Uneven Furniture, Crooked Hallways, and Piles of Books

aliceOver the past couple of weeks, I’ve realized that I’ve become inundated with books, both the old fashion acid free kind and the floating in cyberspace digital sort. The average book lover might not think of the horror of being buried by books, but, oh, it is part of the darker side of book reviewing.

The trend these days is towards digital galleys; I first heard about this a few years ago from an editor of mine. I wasn’t sure how it worked, but at that point, it seemed like a miracle. You see, when you review books frequently, you are sent galleys (advance bound copies of a book that has not yet been released to the public). When you are a lowly book reviewer like myself, you are more often than not, sent advance copies of books that are crap (yeah, I said it). Occasionally, you will get a rare gem or, in the very least, an interesting read that might not have otherwise passed by your desk. But normally, for every good book you review, you’ll be asked to take one for the team (former editor: “Would you do me a favor and review this book. I think it’s an Amish Christmas Romance.”). The turn around time to read and review a book is usually quite short. For one publication that I reviewed for frequently, they would automatically send a new book when I was finished with the last review; other publications approached me or I pitched an idea. Once the courier was able to deliver the package successfully (successful package deliveries in NYC to your apartment are about as common as catching the bubonic plague; after all of this time, my mind is still boggled by the ineptitude of FedEx to bring a parcel from one street in Manhattan to another), I had about two weeks.
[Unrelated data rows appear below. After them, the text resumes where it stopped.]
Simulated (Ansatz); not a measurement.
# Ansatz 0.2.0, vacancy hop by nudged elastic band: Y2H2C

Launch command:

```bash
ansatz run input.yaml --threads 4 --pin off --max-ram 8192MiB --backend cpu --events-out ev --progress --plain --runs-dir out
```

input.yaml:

With the few books that I did like, I would add them to my bookshelf. But for every one of those, there was an embarrassing gaggle of losers to be dealt with. For those who don’t know, you must retain a galley copy for a period of time after you are done with the review. You might need to go back and correct something, etc. You are also not supposed to sell these copies because they are not for commercial use; often a galley, although bound, is not very special to look at. Sometimes, when I was a graduate student, I would lug these suckers to the student offices and leave a pile by our mailboxes for any takers.

But, in between the times I was able to use our mailroom as my private cemetery for these unfortunate books, I found an important use for them. For one year, I lived in an apartment that was uneven and crooked. Our hallway felt like it was straight out of Alice’s Adventures in Wonderland. If you awoke from a hard slumber and needed to walk down the hallway to the bathroom, you always felt mildly drunk. Like many New York City apartments, ours was lopsided. My roommate took a rolling desk chair to one side of her room where her desk was and immediately slid down to the other side. Sleeping in my bed always felt odd until those horrible galleys came to the rescue. We soon took these space hogs and propped up our uneven furniture. Everything was right with the world. Guests to our apartment and a subsequent subletter always got a kick out of this.

I am happy that galleys are moving into the digital format (for the most part–I have an art book that would have been nice to have in hardcopy and I am sure poetry should only be read in print). I am no longer plagued by these depressing little souls, whose dog-eared bodies took up space in my tiny apartment. At least with a bad galley now, I can just delete it.